It starts with one step at a time . . .
I’m still trying to lift the fog off my brain and adjust to the "real world" again. Yesterday I met a friend for lunch and as I sat in my car, I thought, "can I drive?" I’d adjusted in that short of time to walking or taking public transportation everywhere, a decidedly unfamiliar process in Minnesota where everyone seems to drive, even if it’s just three blocks!
In a very real way, this trip with my family was an experiment to see whether or not living in Korea would ever be a possibility. Right now it’s not in our short term plans – that is, the next few years. But there IS a possibility that it might figure into our 5 to 10-year plan. What I’d hoped would happen did – my kids feel a much stronger Korean identity.
While the time with my family was important and special, the time at the IKAA conference fed my hunger for knowledge. I was able to meet with a great many folks who are researching in a newly emerging field of Korean Adoption studies, both in South Korea and around the world. I’m looking forward to putting together some of the more interesting thoughts on the blog.
My family and I were privileged to be able to meet the women of Mindeulae. Mindeulae is a group of Korean birth parents, all of whom have reunited with their children who were sent for international adoption. This group calls itself "Mindeulae" or, "Dandelion" because like a dandelion they are resilient, can’t be contained, and their "seeds" are scattered across the wind.
The parents of Mindeulae say, "My baby, my hands," meaning that they wanted to raise their own children with their own hands, but had no choice except international adoption. On August 4, 2007, Mindeulae and adoptees and allies joined together to kick off their campaign to gather 1 million signatures to promote services and resources for single parenting and to end international adoption and promote domestic adoption.

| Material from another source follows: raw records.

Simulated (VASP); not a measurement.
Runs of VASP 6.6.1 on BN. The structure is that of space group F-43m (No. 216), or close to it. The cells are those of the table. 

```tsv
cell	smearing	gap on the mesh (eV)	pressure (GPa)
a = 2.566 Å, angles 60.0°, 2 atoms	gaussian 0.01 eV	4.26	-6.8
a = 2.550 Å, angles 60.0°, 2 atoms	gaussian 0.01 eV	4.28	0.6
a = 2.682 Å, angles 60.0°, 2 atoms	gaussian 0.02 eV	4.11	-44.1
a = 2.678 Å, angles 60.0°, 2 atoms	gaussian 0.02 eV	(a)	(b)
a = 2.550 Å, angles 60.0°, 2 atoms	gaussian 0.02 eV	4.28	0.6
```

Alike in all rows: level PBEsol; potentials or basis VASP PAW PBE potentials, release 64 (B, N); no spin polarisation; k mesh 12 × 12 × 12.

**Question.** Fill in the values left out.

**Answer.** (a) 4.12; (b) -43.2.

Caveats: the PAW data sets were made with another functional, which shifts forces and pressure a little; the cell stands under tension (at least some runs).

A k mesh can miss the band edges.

The peaceful demonstration went off without any complications other than some rain, and was an emotional and powerful moment in history. While all the conference attendees were invited, probably only about 10% participated in the actual demonstration (there were other conference activities going on at the same time) but I know several supported the demonstration and felt they could not/did not want to take such a public action.
One of the other highlights of the trip was taking my kids to the place where I was found over 37 years ago, the steps of Daegu/Taegu City Hall. There is a new building attached to the older building, and the newer building did not have steps so we walked around to the other side, and voila! There were steps.
My daughter told me that it was hard to believe that someone left me there as a 1-year old and in February too! Do you see the man in the blue shirt in the background? He was curious about why we were taking a photo on the steps and when we explained why we were there, he apologized for not being able to give us a tour of the building (we got there just after the building closed for business). He also acknowledged that we were at the older part of the building.
We also went to White Lily and spoke to one of the sisters there. She is in the process of putting together photo albums of all the children who had been at White Lily since the early 1900’s (it closed in 1994). She had a photo album of the 1970s but was unable to find it, however she did show me two photos of babies and toddlers from about 1971 and just seeing those pictures gave me a better sense of my presence there.
On both the micro (family) level and macro (IKAA) level, this trip was informative and emotional. I also feel more sure than ever that I will be pursuing research through a PhD. I wish I could have spent another week getting to know the other conference attendees. One thing that struck me, while I sat at the opening ceremony on Wednesday morning, was this:
Twenty years from now
and New Delhi
and Addis Ababa
and Guatemala City
among many others . . .
. . . hundreds of adults adoptees will be gathering, forming their own organizations and research symposiums in their birth countries, staging protests, authoring books, and asking the hard questions.
and the others have answers for them?
Will they, like South Korea, apologize?